Liquidity Love Fest
Varietals are the spice of life at the Monterey Wine Fest.
Thursday, June 10, 2010
The word “epic” gets overused and abused. But the Monterey Bay Aquarium is an epic place to taste grape juice.
Shapely concrete spaces calm and inspire. Every tasting table enjoys a backdrop of monkey-faced eels or seven-gill sharks. Aquatic conversation pieces ensure dialogue flows with moon-jelly-esque effortlessness.
It goes beyond that, though, according Monterey County Conventions and Visitors Bureau’s Celeste White, which helps make June 10-12’s Monterey Wine Festival remarkable.
“One thing that separates MWF from the festivals in other regions is that the first night has the backdrop of the National Marine Sanctuary,” she says. “The bay is the reason for the climate that creates the great wines we have here, in places like the Santa Lucia Highlands.”
The festival’s Thursday gala, Friday new release party and Saturday chowder cook-off gather 80-plus award-winning wineries from Santa Barbara, San Luis Obispo, Sonoma and Napa counties, Oregon, Washington and as far off as Australia. It will be Monterey County, however, that reps most mightily.
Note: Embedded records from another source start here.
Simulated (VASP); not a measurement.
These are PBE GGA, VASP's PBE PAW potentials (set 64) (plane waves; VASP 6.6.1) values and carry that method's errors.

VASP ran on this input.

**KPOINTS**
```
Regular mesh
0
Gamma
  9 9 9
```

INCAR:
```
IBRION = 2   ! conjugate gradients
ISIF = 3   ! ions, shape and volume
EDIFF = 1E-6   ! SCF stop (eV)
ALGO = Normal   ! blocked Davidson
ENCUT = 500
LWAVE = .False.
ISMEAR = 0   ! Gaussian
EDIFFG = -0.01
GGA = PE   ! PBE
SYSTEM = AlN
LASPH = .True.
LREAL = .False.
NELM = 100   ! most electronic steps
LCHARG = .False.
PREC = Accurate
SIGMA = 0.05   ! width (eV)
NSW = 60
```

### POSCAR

That is only appropriate when the host county produces nearly the most grapes of any in the country (Some 175 unique vineyards tend to 40,000 acres of grapes). Monterey County harvested $250 million in grapes a year ago – fruit which ultimately earns millions more as it ferments – and the most Chardonnay anywhere, which bodes well for pairings with chowder cook-off creations by chefs from standout spots like Flaherty’s Fishhouse and Abalonetti Seafood Trattoria. Its borders hold nine different American Viticultural Areas – with family-owned San Bernabe big enough to be one on its own – and enough microclimates to create a wonderful thing industry insiders call a “thermal rainbow,” a range of temperature-driven conditions that allow a striking diversity of varietals to flourish.
Monterey County Vintner and Growers Association Executive Director Rhonda Motil likes to remind people of that as she travels from Los Angeles to New York, selling buyers, trade professionals and wine writers on Monterey County’s best. “Our wines offer something new, something different,” she says. “And we have lots of varietals. We have 42.” (Word arrived last week that MCVGA will get a boost in its efforts as one of only 13 California recipients of the USDA Value-Added Producer Grant for agricultural producers and cooperatives via resources made available through the 2008 Farm Bill. The $276,084 grant will impact promotional campaigns between June 2010 and January 2013.)
That rainbow means a fog-friendly Chardonnay from successful Sheid Vineyards can coexist not far from a heat-hungry Syrah from Parsonage. (Both wineries will pour at MWF; Sheid’s still-new tasting room stands just across Cannery Row from the Aquarium.)
It also allows the fickle Pinot grape to find lots more space to flourish than in most regions, empowering the work of MWF-attending wineries like De Tierra (“They say Cabernet is the king of wines,” winemaker David Coventry says, “but Pinot is the wine of kings”) and Lockwood (whose bargain $19 bottle just scored an 87 from Wine Spectator).
As the festival’s new ownership enters its sophomore season, there are several indicators that a once-shaky ship has be steadied, including the gala backdrop, the wines present and the chowder buzz. That is good news for a young but proud – and increasingly popular – wine-growing region, and a Monterey Wine Festival that, as the oldest continuously running festival of its kind in the United States, deserves a 2010 edition as epic as its oceanside setting.